We kept our coats on though.  The dining area was "open air."  So far I have been here 5 days and have not been in any restaurant with a closed door.  Some have big metal doors, but they are never shut.  Some do not have any doors.  Just a group of short tables and stools by the side of the road.  Your savvy diners, who want to eat and be warm, look for a spot in the sun and out of the wind.  But that is not always available.  

So, after a little while huddled around my tea cup, the food came.  A great plate of pieces of the pig leg.  Brocolli.  Tofu.  Rice.  A struggle with chopsticks.  More tea.  Really good food. Then, time to find a bed.

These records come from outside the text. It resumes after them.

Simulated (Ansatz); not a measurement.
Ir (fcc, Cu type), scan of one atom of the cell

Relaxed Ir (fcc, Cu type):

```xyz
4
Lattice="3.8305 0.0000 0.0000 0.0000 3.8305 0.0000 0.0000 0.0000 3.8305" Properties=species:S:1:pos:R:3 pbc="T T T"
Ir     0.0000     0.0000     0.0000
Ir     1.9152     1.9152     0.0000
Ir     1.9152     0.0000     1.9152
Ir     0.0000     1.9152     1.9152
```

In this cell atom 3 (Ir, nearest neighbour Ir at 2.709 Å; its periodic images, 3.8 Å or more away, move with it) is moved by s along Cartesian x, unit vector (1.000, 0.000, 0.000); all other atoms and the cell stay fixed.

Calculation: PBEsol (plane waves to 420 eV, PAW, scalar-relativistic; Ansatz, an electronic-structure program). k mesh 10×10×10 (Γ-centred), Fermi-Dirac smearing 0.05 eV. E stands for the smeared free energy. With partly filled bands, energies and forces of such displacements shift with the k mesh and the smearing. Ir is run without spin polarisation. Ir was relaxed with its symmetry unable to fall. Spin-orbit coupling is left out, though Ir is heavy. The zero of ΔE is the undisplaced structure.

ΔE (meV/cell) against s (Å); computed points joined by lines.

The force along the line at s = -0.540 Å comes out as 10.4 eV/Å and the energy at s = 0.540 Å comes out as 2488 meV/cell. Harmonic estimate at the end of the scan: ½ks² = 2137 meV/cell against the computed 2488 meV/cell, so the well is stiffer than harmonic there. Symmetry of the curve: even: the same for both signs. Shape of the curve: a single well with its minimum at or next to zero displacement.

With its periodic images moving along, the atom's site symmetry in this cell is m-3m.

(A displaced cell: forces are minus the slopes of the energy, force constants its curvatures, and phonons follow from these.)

Songgui is a market town and most of the restaurants have a few rooms to rent.  There are also at least two motel kind of places that do not have a restaurant.  We rented a room in one.  After confirming that the one chair in the room had just been stacked, but not actually bolted or screwed or even glued together, and failing to figure out the exact source of the liquid on the bathroom floor, I decided to try the next motel. Much nicer and went to bed for the night. No word on my request for a refund of the $7 I spent on the first motel.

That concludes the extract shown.